Can't some of these be modeled by power law distributions as well?
 
thanks: that's what i actually meant.

however,my key questiosn are: why is the power law so prevalent? and why does any particular phenomenon obey that law?
 
Helicobacter said:
thats a good way of looking at it but there is a more profound explanation that I am missing. WHY does it drop less and less as the dependent variable gets bigger? why does the slope come closer and closer to 0. i read somewhere that it is due to some kind of causal relationship.
You get an exponential distribution for the time between events whenever the underlying events can happen at any point in time (i.e., continuous rather than discrete) and the events are independent from one another (i.e., the occurrence of an event neither excites nor inhibits the next occurrence).

There are lots of random processes that obey these two basic characteristics, and that is why you see so many exponential distributions.
 
oh so its mostly because you can have a set of arbitrary probabilities and then when they happen over and over again the result will be a skewed distribution ...even if the core probabilities are relatively close (.44^233 >> ..39^223)

thanks
 
Another reason these kinds of distributions show up a lot is that many real world processes depend on this "rate of change is proportional to the current amount" relationship. For example, the rate of change of your bank account depends entirely on some constant (your interest rate) times the amount in the bank account. If you have a 1% interest rate per year, $100 will grow by $1 but if you have $10,000 dollars, the amount will grow by $100. If a factory has twice as many workers, it will typically produce twice as many goods, if you have twice as much of a radioactive element, it will give off twice as much radiation, etc etc.
 
i was just thinking about another phenomenon which i can't explain...

when i give fritz 1sec, 10sec, 100sec, 1000sec time to think about a move, the times where the recommendation differs fewer times among the time increments is exponentially more common than all four differing say.

0 difference 70%
1 difference 20%
2 difference 9%
3 difference 1%

but what's weird is you already account for the EXPTIME of seeking a move by the time increments (increasing in decades)...so what explains the fact that a power family remains in the frequency distribution?
 
Last edited:
  • #10
Helicobacter said:
...my key questiosn are: why is the power law so prevalent? and why does any particular phenomenon obey that law?

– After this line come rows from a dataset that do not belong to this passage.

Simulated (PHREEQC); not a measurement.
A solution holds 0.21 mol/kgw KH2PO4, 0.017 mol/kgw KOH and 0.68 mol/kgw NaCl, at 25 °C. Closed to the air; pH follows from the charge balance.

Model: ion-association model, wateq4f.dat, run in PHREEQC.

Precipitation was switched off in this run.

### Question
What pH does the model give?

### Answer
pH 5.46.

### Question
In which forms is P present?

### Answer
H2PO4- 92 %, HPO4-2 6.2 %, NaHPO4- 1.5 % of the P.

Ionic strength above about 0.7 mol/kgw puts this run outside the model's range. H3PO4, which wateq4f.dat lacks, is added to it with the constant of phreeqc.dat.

This may be overkill for your purposes, but there is this excellent paper on the common patterns of nature - http://arxiv.org/abs/0906.3507

Each classic pattern was often discovered by a simple neutral generative model. The neutral patterns share a special characteristic: they describe the patterns of nature that follow from simple constraints on information. For example, any aggregation of processes that preserves information only about the mean and variance attracts to the Gaussian pattern; any aggregation that preserves information only about the mean attracts to the exponential pattern; any aggregation that preserves information only about the geometric mean attracts to the power law pattern.